Two deadlines and several controversies later, the $23 billion cash-and-share swap deal between Bharti Airtel and South Africa's MTN is ready to be signed, sources close to the negotiations confirmed today.
"The deal is all set, agreed and legally ready to be signed," the source said. The deal was first announced in May with a second deadline due to lapse on September 30.
The deal, which will be the largest in the global telecom space, will be subject to South African government approval (especially on whether it meets Black affirmative action policies), after which it will be signed and will require sanction from 75 per cent of shareholders present and voting in both companies.

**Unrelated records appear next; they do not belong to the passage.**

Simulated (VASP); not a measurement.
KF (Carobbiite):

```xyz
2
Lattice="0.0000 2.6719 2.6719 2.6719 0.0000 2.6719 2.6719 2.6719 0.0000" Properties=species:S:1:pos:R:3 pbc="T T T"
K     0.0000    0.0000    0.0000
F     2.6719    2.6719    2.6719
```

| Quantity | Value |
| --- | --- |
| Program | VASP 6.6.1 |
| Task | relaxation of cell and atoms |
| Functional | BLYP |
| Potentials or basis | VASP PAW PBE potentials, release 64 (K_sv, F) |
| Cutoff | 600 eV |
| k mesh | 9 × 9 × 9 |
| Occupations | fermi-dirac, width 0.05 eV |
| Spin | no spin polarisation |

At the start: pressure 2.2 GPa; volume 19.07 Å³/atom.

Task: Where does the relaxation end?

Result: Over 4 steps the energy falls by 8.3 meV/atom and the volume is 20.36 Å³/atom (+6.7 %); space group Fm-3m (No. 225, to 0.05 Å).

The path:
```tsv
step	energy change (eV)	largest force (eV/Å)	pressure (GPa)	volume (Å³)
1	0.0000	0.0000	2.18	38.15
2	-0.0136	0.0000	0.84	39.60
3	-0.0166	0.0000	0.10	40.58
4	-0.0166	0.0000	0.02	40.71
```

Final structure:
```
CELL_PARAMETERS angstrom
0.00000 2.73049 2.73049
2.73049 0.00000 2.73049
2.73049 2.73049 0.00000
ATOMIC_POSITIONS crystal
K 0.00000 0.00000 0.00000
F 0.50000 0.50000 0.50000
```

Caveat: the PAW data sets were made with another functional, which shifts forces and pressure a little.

The two companies are also delinking the issue of a merger, which has complex legal implications in both countries, and are creating a collaborative management structure instead, involving mutual board representation.
Once the swap deal goes through, Bharti-MTN will have over 200 million subscribers, making it the third largest mobile company in the world behind Vodafone and China Mobile.
Questions were raised earlier this month about the deal after the South African government (which indirectly holds over 21 per cent in MTN) said it was unwilling to sacrifice the telecom company's "South African character" and raised the issue of dual listing as a compromise ahead of a merger.
Senior officials from the South African government are visiting India this week to meet officers in the finance ministry, Reserve Bank of India and the Securities & Exchanges Board of India to discuss this issue.
A dual listed company involves two listed companies that have different sets of shareholders but share ownership of a single business operation. Allowing DLCs would entail substantial changes in India's foreign exchange and stock market laws, as well as full capital account convertibility and require full cabinet approval.
The question of a DLC arose after the South African government wrote to the Indian government in August, saying it does not, as a policy, allow companies incorporated in South Africa to be reincorporated offshore or delisted from the Johannesburg Securities Exchange with a possible subsequent listing offshore as the same company or as part of a new entity. This would have been the case if MTN and Bharti had merged.
The South African government also stated that it was willing to accept the DLC structure as "the best policy option" to the initial proposal for primary listing of the merged entity (Bharti-MTN), as well as that of MTN Group in South Africa.
On 10 September, Finance Minister Pranab Mukherjee wrote to his South African counterpart Pravin J Gordhan saying the Indian government was examining the DLC issue. The issue had, in fact, come up last year when Bharti and then Reliance Communications had approached MTN for merger talks that fell through.
Mukkerjee also agreed that a deal like MTN-Bharti would be a good example of enhancement of cooperation in trade and investment between the two countries.
Asked whether Bharti Airtel has been invited to attend the talks between the South African government officials and the Indian government, a company spokesperson said, "We have not been invited to any scheduled discussion."
On Bharti's alternative plan is if the Indian government does not allow for dual listing, which is permitted in South Africa, the spokesperson said: "We don't want to comment on a hypothetical situation -- we will cross the bridge when we come to it."
"Our intent remains as has been detailed in our initial statement," the spokesperson added.
Under the original plan Sunil Mittal-promoted Bharti Airtel, India's largest telecom company with over 107 million subscribers, is to acquire a 49 per cent economic interest in MTN. In return MTN will acquire a 25 per cent economic interest in Bharti Airtel for $2.9 billion and MTN shareholders will acquire another 11 per cent.
MTN will issue new shares to Bharti. The Indian company will also acquire around 36 per cent of MTN's current paid-up capital from its shareholders at $10.2 per share, entailing a cash outgo of $6.8 billion. The fresh share issue will eventually take Bharti's shareholding in MTN to 49 per cent.
In return, Bharti will issue 0.5 GDRs for every MTN share it acquires. The Indian promoters will eventually see a dilution of their 45.30 per cent stake in Bharti. A merger would take place as "soon as it is practicable". The control over both the companies will not change hands -- though Bharti will become the single largest shareholder in MTN.
Sources close to the deal said there are no regulatory hurdles in the cash-and-share -swap deal and the agreement was for collaboration between the two companies.
While Bharti will have representation on the MTN board and vice versa, sources said the main advantage would be in leveraging the economies of scale for instance in buying equipment together and developing a joint strategy to expand its global footprint and creating an integrated management structure.
The 15 -year-old MTN is South Africa's largest telecom company with over 103 million subscribers in 21 countries. The shareholding of the company is widely held with the Mikati family of Lebanon controlling over 10.18 per cent, employee-controlled NewShelf 664 with 14.87 per cent and the government-controlled Public Investment Corporation holding around 21 per cent.